David’s voyage progresses smoothly at first, and he experiences the many wonders of the ocean, including dolphins and glowing, phosphorescent plankton. He sails through the night, and when dawn breaks, he decides that he has gone far enough. He scatters Owen’s ashes and bids him a tearful goodbye. As he prepares the sails for the journey back home, he notices strange waves in the distance and realizes that a strong wind is approaching, which likely means that a storm is right behind it. He hastily tries to stow the sails and his supplies in the cabin below, but the storm comes upon him too quickly. In his struggle to secure the Frog, he is knocked unconscious by the boom of the mast and falls into the cabin.

David drifts in and out of consciousness over the next day. When he finally awakens, the storm has subsided and the Frog is a mess. Thankfully, there is no significant damage, but David realizes that he has been blown completely off course. Without proper maps or navigation gear, he is completely lost. He attempts to remain calm and to take stock of his supplies. He knows that he will need to use everything at his disposal to get home. On the first night after the storm, David is awakened by something bumping and scraping against the boat. He goes on deck to investigate and realizes that a shark is throwing itself against the hull. He begins to panic again but reminds himself that the shark is acting on instinct, not malice.

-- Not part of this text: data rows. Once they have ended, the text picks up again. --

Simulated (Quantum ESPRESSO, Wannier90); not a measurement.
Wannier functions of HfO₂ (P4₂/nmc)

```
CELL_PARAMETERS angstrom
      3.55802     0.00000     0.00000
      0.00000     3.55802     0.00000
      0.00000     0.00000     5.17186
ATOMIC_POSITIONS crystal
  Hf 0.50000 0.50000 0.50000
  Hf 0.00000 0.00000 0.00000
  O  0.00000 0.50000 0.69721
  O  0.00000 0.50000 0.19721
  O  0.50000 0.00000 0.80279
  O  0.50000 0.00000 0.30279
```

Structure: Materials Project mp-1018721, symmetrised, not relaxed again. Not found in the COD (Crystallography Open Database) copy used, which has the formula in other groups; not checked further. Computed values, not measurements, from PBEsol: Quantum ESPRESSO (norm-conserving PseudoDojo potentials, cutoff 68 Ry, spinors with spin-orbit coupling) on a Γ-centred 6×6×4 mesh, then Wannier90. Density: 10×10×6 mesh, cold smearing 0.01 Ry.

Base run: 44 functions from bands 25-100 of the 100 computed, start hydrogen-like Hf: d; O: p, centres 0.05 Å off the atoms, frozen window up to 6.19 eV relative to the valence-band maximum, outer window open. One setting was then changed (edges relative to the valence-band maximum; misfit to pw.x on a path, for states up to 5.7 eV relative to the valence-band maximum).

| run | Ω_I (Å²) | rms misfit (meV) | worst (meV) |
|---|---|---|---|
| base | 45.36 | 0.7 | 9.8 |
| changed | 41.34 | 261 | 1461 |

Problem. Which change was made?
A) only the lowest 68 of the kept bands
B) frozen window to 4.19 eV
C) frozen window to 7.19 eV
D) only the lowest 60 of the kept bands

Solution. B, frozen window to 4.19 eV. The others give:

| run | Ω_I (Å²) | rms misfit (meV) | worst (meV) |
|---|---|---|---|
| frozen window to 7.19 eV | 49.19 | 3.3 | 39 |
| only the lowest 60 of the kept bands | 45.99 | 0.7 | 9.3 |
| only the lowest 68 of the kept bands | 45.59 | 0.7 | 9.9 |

The next day, David continues to put the ship back in sailing form, although he is unable to sail anywhere due to the lack of wind. Time passes, and eventually, David is nearly hit by a passing oil tanker. He attempts to get the tanker’s attention, but the crew does not notice him. This encounter causes David to feel great anger, which motivates him to work on the problem of how to return home. Eventually, the wind strengthens, and David can sail the Frog due east, back to the coast. While sailing, he is surrounded by a pod of killer whales and watches them with both fear and awe. They swim onward past the Frog, and David nearly runs aground on a nearby shore. He is dismayed to learn that he has not made it back to the Southern California coast; instead, he is just offshore on a stretch of uninhabited land. He guesses that it is probably Baja California. David sails the Frog into a natural cove and falls asleep. He is roused from his slumber by a pod of blue whales. He watches them all day as they swim and breach. After they leave, David decides to set sail again as well.

David sails Frog into another strong storm, but this time he is ready. David has gained a great deal of skill as a sailor and feels more courageous. He successfully navigates the Frog over the swells and through the storm. After it subsides, David encounters a whaling research ship. They inform him that everyone back in his hometown has been searching for him and that he has been presumed dead. The captain offers David safe passage back to Ventura but informs him that he will have to leave the Frog behind. David refuses, having developed a strong bond with his boat. He decides that he and the Frog will sail back home together. The crew of the research vessel provides him with ample supplies and wishes him well. David and the Frog set a course for the north and head home.